National Planning Awards 2001
Each year, the American Planning Association recognizes the plans, practices, people, and places that further the field of planning and help create communities of lasting value.
The National Planning Awards jury was chaired by Bruce Knight, AICP, planning director, Champaign, Illinois.
Outstanding Planning Awards
Outstanding Planning Award for a Project
In the early 1990s, the Memphis Area Transit Authority developed the plans for a multi-modal transit center that would support community revitalization, retain the integrity of an historic district and provide transportation links to private land development projects.
Today Memphis' Central Station is celebrating the realization of those goals. The refurbished historic landmark dating back to the early days of rail transit is now home to a luxury Amtrak train that runs from New Orleans to Chicago and makes two daily stops in Memphis. Besides becoming a catalyst for local redevelopment and historic preservation, Central Station serves as a charming meeting place and residential location.
Outstanding Planning Award for Implementation
Arlington Heights, Illinois
In 2001 the Village of Arlington Heights worked to put the finishing touches on a long-term comprehensive revitalization project that had already achieved major success in a once-deteriorating downtown. Between 1998 and 2001 there was $200 million invested in new development including 600 residential units, a major cinema complex and the development of the village's $4.7 million mixed-use train station. The success of the downtown is attributable to carrying out a central business master plan adopted in 1987.

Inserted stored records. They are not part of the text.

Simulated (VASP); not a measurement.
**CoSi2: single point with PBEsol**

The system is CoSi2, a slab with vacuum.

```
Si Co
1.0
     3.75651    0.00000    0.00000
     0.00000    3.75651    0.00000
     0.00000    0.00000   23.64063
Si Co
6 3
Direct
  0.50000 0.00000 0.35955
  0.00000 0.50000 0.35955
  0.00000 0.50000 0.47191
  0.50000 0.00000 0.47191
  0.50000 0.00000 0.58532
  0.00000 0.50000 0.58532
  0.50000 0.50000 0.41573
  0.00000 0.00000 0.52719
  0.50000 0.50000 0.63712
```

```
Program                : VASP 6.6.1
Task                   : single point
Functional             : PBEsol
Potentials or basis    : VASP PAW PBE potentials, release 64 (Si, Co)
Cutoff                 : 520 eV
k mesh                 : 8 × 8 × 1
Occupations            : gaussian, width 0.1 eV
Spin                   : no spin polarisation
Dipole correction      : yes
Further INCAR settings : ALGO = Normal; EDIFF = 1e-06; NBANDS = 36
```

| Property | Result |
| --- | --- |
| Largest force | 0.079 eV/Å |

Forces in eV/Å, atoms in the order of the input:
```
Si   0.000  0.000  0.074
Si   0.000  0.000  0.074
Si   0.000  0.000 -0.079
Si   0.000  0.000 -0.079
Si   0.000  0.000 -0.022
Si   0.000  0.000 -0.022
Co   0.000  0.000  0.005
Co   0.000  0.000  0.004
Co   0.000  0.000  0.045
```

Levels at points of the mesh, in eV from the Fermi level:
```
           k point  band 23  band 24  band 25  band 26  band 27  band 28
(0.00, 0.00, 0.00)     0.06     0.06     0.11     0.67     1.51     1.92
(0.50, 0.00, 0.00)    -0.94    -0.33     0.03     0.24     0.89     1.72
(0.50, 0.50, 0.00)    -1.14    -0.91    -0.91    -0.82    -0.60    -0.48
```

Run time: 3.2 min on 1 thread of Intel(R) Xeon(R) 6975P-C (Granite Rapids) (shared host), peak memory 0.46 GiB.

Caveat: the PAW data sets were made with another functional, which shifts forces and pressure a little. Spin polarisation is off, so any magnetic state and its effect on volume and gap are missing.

Outstanding Planning Award for a Special Community Initiative
Oro Valley, Arizona
A generation ago, Oro Valley had only 2,000 people. Since 1975, however, the community has grown to 30,000. Local planners strove to proactively manage the wave of development through town ordinances and state laws, but three years ago the community realized that laws can only go so far.
Despite town and state laws protecting specific types of plants and trees, a lot of greenery was still going to the local dump. This wasteful practice inspired the creation of the Save-A-Plant program, a citizen initiative facilitated by planners. Since its founding, the program has rescued thousands of barrel cacti, prickly pear, and other types of native plants from the trash heap.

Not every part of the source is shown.